Here's Our Formula for Success:
Take 50,000 lawyers younger than 40, throw in remarkable accomplishments
throughout the early stages of their careers and narrow the field to 20. The
result is an incredibly skillful group of lawyers sure to make their mark on
the legal landscape, also known as our 20 under 40.

With our 11th annual selection of California's top young attorneys, the
editors and staff at Daily Journal EXTRA should have learned a few tricks to
make the whole process easier by now.
Jokes about pulling names from a hat aside, we should calculate a
mathematical equation: Plug in date of birth, book of business, practice
area, key victories and other noteworthy successes; divide by the square
root of lawyerly greatness; and spit out the names of 20 attorneys under 40
for inclusion on our list.
Instead, the collection of deserving lawyers grows each year, making our
picks all the more difficult and impressive.

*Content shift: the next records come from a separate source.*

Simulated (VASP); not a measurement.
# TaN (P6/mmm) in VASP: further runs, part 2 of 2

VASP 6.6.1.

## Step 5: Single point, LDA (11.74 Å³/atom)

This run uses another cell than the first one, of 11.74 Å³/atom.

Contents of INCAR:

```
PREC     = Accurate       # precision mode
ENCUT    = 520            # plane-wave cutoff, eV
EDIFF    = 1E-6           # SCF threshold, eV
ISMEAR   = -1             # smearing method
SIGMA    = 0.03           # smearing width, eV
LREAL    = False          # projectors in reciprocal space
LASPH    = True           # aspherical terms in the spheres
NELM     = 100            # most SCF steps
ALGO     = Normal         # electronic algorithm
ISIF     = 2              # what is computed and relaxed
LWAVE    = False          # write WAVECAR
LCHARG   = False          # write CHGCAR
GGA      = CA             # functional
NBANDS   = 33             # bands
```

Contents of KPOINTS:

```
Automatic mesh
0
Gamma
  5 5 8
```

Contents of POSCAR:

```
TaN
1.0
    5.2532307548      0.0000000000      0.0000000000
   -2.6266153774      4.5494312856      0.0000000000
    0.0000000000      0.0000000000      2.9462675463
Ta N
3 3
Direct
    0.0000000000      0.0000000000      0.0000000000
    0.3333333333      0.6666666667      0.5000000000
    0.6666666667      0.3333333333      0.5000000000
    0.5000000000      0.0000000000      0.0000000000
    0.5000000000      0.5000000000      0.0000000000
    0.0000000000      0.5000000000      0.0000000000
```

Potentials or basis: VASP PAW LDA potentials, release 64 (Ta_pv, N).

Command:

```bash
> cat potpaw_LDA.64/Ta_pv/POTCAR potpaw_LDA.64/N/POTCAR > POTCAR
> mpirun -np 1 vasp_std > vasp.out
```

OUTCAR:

This year's group includes attorneys who have developed novel legal
theories, a couple of political bigwigs and even a pair of corporate
attorneys who managed to make a buck during the downturn.
Bruno Katz wrote the book on defending military pilots against claims of
wrongdoing with the Judge Advocate General's Corps, while USC professor
David Cruz is working to extend First Amendment rights to same-sex couples
who wish to marry.
As chair of the judicial committee of La Raza Lawyers Association of
California, Santa Clara County Deputy District Attorney Christopher Arriola
carries the voice of the Latino constituency to the bench. And Browne &
Woods partner Eric George has the ear of Gerald Parsky for recommending
federal judicial candidates.
Pillsbury Winthrop's Allison Leopold Tilley and Latham & Watkins' Tracy
Edmonson certainly break the mold. Both are women in the ultimate men's
world of law - corporate practice - and both have continued to excel despite
the slumping economy and their locations in tech-heavy Northern California.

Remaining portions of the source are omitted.